What is decommissioning in information technology?

Decommissioning is an important process that allows the removal of any business application or system from use in an organization.

This is a very common process that requires adequate analysis of data in a particular system. This is followed by the identification of data, metadata, and the system documentation that needs to be brought forward and retained as well along with an accountable process for deletion of the residual data that is present in the system.

Usually, a system is decommissioned in the following scenarios:

  • If the system is obsolete and can’t fulfill the needs of the business.
  • If the system is replaced by a new target system that covers the same features and functions.

For the process of decommissioning, there are a few considerable factors:

  • Structural reorganization.
  • Transition to new generation systems.
  • Project completion.
  • Project termination.
  • Disposal of physical assets.

There are a few steps involved in the decommissioning in information technology. Here is an overview:

Application Portfolio Analysis

This is a primary step towards your decommissioning process as it reviews the applications in your overall database and considers the following things:

  • If the data that belongs to those applications is still relevant and needed?
  • If the data needs to be transferred to a new environment?
  • If the data is still useful for analytics or other reasons but isn’t changing and could be archived?
  • Classifying what data could be archived and what is needed and should be kept active.

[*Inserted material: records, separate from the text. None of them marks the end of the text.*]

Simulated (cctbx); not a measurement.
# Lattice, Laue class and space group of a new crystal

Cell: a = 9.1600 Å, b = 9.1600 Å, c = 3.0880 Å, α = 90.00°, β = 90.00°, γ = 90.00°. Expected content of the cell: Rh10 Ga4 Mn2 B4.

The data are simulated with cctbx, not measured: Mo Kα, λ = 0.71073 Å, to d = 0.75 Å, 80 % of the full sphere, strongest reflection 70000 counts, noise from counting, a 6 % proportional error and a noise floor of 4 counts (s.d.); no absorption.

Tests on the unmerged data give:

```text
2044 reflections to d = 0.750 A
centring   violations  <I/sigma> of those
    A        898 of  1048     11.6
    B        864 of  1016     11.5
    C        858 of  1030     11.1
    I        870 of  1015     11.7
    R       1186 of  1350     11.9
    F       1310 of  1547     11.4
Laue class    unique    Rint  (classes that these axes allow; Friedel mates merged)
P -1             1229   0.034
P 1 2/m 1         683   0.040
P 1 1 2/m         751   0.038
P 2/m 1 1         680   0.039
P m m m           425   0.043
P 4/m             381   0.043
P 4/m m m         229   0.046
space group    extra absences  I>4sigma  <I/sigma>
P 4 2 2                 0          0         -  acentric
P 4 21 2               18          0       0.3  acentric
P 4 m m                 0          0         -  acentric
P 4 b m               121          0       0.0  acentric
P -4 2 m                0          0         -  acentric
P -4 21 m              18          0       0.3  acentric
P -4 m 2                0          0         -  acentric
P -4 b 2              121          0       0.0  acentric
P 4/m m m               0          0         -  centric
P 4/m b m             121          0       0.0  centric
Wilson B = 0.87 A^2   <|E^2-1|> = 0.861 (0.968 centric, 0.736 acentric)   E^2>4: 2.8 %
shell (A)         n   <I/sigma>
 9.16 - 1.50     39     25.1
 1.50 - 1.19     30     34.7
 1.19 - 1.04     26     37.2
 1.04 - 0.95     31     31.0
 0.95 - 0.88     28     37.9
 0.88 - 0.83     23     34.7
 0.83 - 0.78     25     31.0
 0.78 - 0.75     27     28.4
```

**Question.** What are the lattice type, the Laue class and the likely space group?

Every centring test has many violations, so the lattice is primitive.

The application decommissioning with data archiving is always a better solution for organizations that have a significant amount of data that could be needed any time.

Data and business analysis

As the data is archived, the next stage is to analyze the business and its data.

For this purpose, there are a few considerations made, which include:

  • What data needs to be retained and what needs is eligible to make it to the analytic reports.
  • How to retain the data and if the data could be stored as extracts or is there a need of full data retention for allowance of detailed analytic reports.
  • Is there a presence of any related data sources that could potentially be archived for the sake of providing complete reporting.
    Is the additional data modeling going to help with reporting?
  • Who needs access to the data?

Designing and Building

This phase provides the user stories describing the requirements for access to the archive. There are a few steps involved:

  • The deploying and configuration of the archive. The configuration includes the integration with the directory services, storage configuration, encryption, and backup settings, etc.
  • The transportation of data from the source system to the archive in the ETL process. Further, the whole data is extracted from the legacy system and then loaded into the archive.
  • Following the process of ETL is the chain-of-custody checking which ensures that the desired data has also been captured and not changed during the ETL process.
  • For detailed reporting, the queries and user interfaces might be defined. This part of the process doesn’t reproduce any of the source systems and provides access to the data in different ways of the source application.

Delivery of the project

The delivery of the project involves that the requirements that had to be fulfilled in the analysis phase have met the user needs and that it is ready to go. The same could be accomplished by the user acceptance testing of the reporting interfaces.

The delivery even includes training the users on the interface. Not just the users, but even the admins and managers of the archives need the training.

Decommissioning in information technology

Our final step is decommissioning since data needed is in the archive and we can decommission the legacy system.

This allows us to get rid of any support contracts for the decommissioned software. This entire process allows a very cost-efficient solution for the maintenance of servers, reduced storage and reduced support costs.

There are a lot of reasons to decommission and a detailed analysis is likely to give you all the information that you are going to need to understand what the whole process looks like for you and what benefits your organization could reap from the same process.

FINAL WORDS

Application decommissioning is actually a very strategic approach towards systematic retirement of the costly legacy application for an enterprise and that too without compromising any of the needs of the business of compliance requirements.

It uses a rigorous process for analyzing the application portfolio and identifies the best candidates for decommissioning.

Further, it uses innovative technology that could potentially extract the data from the difficult legacy environments and store the same in an accessible central repository.